Issue 302: 2021 11 25: Defamation

25 November 2021

Defamation

The Netflix suits

By Robert Kilconner

“Inevitable” you might certainly think if you read Oliver Moody’s article in The Times on Monday. Netflix sued for naming the late Stig Engstrom as the assassin of Swedish Prime Minister Olof Palme in 1986. That was the main story but the article drew attention to a number of other cases where the media giant is being sued for defamation in its dramas. The film The Queen’s Gambit is being attacked by a female chess grandmaster who suggests that it misrepresents her. An American prosecutor in another case is suing on the basis that she is wrongly represented as racist and unethical.  The Shaw Sheet has no insight as to the merits of these cases but they do raise a general question of how far dramatists should be allowed to go in the pursuit of their art and how the law should control them.

Take The Crown, the recent series on the Queen, for example. It made excellent television and a large number of people enjoyed it but, unless the research was unnaturally perfect, there must be those who were unfairly traduced. It would be impossible to make that sort of drama without getting things wrong. Without flights of the imagination it would be a mere documentary.

In that particular case, matters were complicated by the fact that many of those on whom the plot depended were Royal and that generally speaking the Royal Family does not comment on programs of this sort but there was something uncomfortable about watching it. You felt that you were absorbing as entertainment something which must inevitably be a distortion of the truth and would inevitably form the basis of future judgements – it all felt rather dirty, really.

That isn’t to say that all programs about living people are unfair. The play and film King Charles III for example may have irritated the Prince of Wales (I don’t know if it did actually, the only comment received from Clarence House was that actor wore his clothes slightly differently from the real prince – something which was quickly put right) but with the action in the future there was no danger of anyone believing it to be fact. Fair enough from the defamation point of view, but as soon as we turn to dramas about the past there is bound to be misrepresentation. How excusable is this in the interest of art?

The position in the UK is different from that in Sweden in that you cannot libel someone who is dead. That means you can publish falsehoods about the departed with impunity. If you live in York you will inevitably believe that Shakespeare wickedly traduced that great and good man Richard III, a compulsory delusion in that part of the country. Nonetheless even if Shakespeare was still alive there would be no question of an action by Richard III’s successors because Richard is safely buried under Leicester Cathedral.

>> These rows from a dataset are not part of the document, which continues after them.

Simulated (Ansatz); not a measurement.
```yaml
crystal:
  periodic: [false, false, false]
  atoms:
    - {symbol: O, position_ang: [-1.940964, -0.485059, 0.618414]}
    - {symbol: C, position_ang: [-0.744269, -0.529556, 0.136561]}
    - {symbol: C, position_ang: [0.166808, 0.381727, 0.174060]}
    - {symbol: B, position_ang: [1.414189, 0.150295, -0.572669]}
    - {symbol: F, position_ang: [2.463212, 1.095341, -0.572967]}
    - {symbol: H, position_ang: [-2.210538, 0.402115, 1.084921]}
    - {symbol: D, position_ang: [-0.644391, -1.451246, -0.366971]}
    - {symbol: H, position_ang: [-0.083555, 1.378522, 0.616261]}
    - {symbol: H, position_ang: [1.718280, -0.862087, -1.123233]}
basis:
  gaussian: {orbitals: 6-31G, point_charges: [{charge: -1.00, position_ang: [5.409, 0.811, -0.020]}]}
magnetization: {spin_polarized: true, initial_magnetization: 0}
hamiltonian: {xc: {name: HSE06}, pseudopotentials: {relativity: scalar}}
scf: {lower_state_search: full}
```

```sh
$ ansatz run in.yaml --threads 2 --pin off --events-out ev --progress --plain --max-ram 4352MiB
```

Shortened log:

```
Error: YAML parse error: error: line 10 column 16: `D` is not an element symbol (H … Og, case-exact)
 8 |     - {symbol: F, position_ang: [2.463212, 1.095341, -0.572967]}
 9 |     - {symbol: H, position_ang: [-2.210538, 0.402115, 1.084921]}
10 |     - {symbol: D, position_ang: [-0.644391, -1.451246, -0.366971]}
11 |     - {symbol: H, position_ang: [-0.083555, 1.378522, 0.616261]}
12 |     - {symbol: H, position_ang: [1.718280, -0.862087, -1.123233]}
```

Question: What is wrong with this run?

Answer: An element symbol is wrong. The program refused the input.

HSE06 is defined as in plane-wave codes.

Drawing the lines in this area is a matter of reconciling two different rights. The first is that of a person not to be unfairly slandered. The second is that of the arts industry to write drama about the past which goes beyond the arid ground of the documentary. Limiting the right of recourse to living victims seems a sensible course – after all the dead cannot suffer damage and if relatives feel aggrieved they can put out their own version of the story. But clearly living individuals who are defamed should be able to recover.

There is no need to change the law in this area but occasionally the media need a reminder that they must tread a little carefully. Hopefully the present crop of litigation will give them just that.